Stick with me on this one, and maybe the candle will be worth the game, then again if it isn't you won't know until it is too late.
I recently re-read Red Harvest by Samuel Dashiell Hammett, it is a lovely, and very complex book written in the latter part of the 1920's, and it helped make a) Hammett a household name, and b) it helped to raise the mystery story to a higher form of literature. Previously 'hard-boiled' crime stories were published in 'pulp' magazines, so named because of the cheap 'pulp' like quality of the paper on which they were printed. Hammett wrote numerous pulp stories, and created an unnamed character known as the "Continental-Op" (named because he worked for the Continental Detective Agency which was based loosely upon the Pinkerton Detectives, which Hammett had been one of before he became a writer).
The book, in which the Op is the driving force, is a great book, with an extremely complicated plot. It has been 'redone' and or influenced movies like "For a Fistful of Dollars" and "Miller's Crossing". The latter film merely 'borrows' some plot devices from the book, but it's plot was so complex that the Cohen Brothers had to take six weeks 'off' from writing it because it was causing them writer's block. Six weeks in which they wrote "Barton Fink." This is not a book review, nor will I attempt to explain the plot of the book in full. Read the damn thing yourself, and you will be rewarded quite richly. I figure that time spent reading a book review of such a good book is time that is better spent reading the actual book. After all, Dashiell Hammett is a much, much better writer than I ever will be, and it is his plot, and his story to tell. I figure we, for the most part, are able to tell our own stories much better than people telling it at one time removed. At least, if we try hard enough.

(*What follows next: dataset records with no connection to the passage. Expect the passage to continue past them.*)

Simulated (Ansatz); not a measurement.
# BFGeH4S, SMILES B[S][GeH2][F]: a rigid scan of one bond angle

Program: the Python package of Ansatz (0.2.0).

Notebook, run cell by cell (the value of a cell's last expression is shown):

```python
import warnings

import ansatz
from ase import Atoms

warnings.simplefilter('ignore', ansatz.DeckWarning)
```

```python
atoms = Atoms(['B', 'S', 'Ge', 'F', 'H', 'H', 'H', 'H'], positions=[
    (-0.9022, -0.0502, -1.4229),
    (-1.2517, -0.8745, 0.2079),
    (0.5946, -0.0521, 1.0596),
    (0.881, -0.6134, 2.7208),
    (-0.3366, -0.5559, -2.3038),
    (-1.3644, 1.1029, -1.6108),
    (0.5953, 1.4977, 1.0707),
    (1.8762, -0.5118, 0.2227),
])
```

The point of this meandering point, if such a thing exists, is that near the end of Red Harvest, the Op (our mostly anti-hero), and a fellow detective are in search of a warehouse that they believe holds the earthly remains of another couple of main characters in the book. They are working on a 'tip' from someone that tells them that the bodies of these two fellows (a couple of villains of the piece) are to be found. And they are to be found in a state that we like our villains, dead. Our detectives pile into a car, and go in search of this warehouse, in the first place you'd normally look for them, the warehouse district. The town in the story is not huge (it is based upon Butte, Montana), and the warehouse district is not hard to find, but being a district, it does posses more than one option.
The next scene that happens is, in my humble opinion, absolutely brilliant. The Op, and his partner come upon a warehouse, what they think is the correct warehouse, and the Op, ever so slowly, and ever so carefully enters the warehouse via a boarded up window (boards that he has to quietly remove). Since the fellow that gave him the information that the villains are dead, just might have been lying to him, the Op proceeds with the type of caution that has kept him alive this long. The tension is not overly done, and is just enough to keep you guessing until the Op meets the inhabitant of the warehouse. Which turns out to be some old fellow that is guarding a shit load of illegal hooch. The old fellow just happens to be an employee of one of the villains the Op is looking for, and the Op tells him of his employers possible demise, and suggests that a 'vacation' might be in order, and then the Op helps himself to a 'free' bottle of the illegal whisky.
Our boys eventually find the correct warehouse, and the plot continues to its lovely little ending. The point I took from the above scene is how brilliant it is. It is a scene that doesn't really drive the plot along to its conclusion, and it is in the last chapter after all, but it shows (to my mind at least) how the simple fact of going to the wrong warehouse, can be used to show how life, and how even 'heroes' sometime take unexpected, and rather pointless detours. We all like to think we have a plan, be they the five year type, or simply trying to plan some fools birthday lunch, plans are what, in theory, drive us forward. Pushing us to get out of the bed, off the couch, and forcing us to put on pants in order to face the day, because it is part of the plan. Maybe your plan is to take over the Ukraine, or maybe it is just to get Wendy's, either way they are plans, things that you make in order to impose order upon your, and perhaps other's lives.
Life, that shit that happens while you were busy making other plans, still needs a plan of its own. It is a thing that must needs doing, and you may have a partner in the planning, or you may be a solo act. Either way, it has to be done, because without a plan you end up in the wrong warehouse, and all you have to show for it is a illegal bottle of knock off hooch. Hooch isn't the worst outcome for being plan less, there are far, far worse things that could happen to you, but is it really the reward you were looking for? Perhaps it can ease the problem(s) of the day, maybe even (if you ration it out wisely) the week, but eventually the hooch is going to run dry, and/or lose its ability to solve the problem of your lack of a plan. Five year plans are great if you are planning the economy of a world super power, but what happens at the end of those five years? Another five year plan has to be enacted, and that is only really possible if the first five year plan went according to how it was supposed to.
Then again, no one has promised you five or even one year, so perhaps flying by the seat of your pants, relying on poor lighting and alcohol to get you through is the better solution. After all, have you ever spent a lot of time in the warehouse district. It is full of dilapidated, desolate places that are just one step away from collapse. Either way read Red Harvest, get to that one scene near the end, and appreciate it for what it is, a brilliant piece of writing by a man at the apex of his career.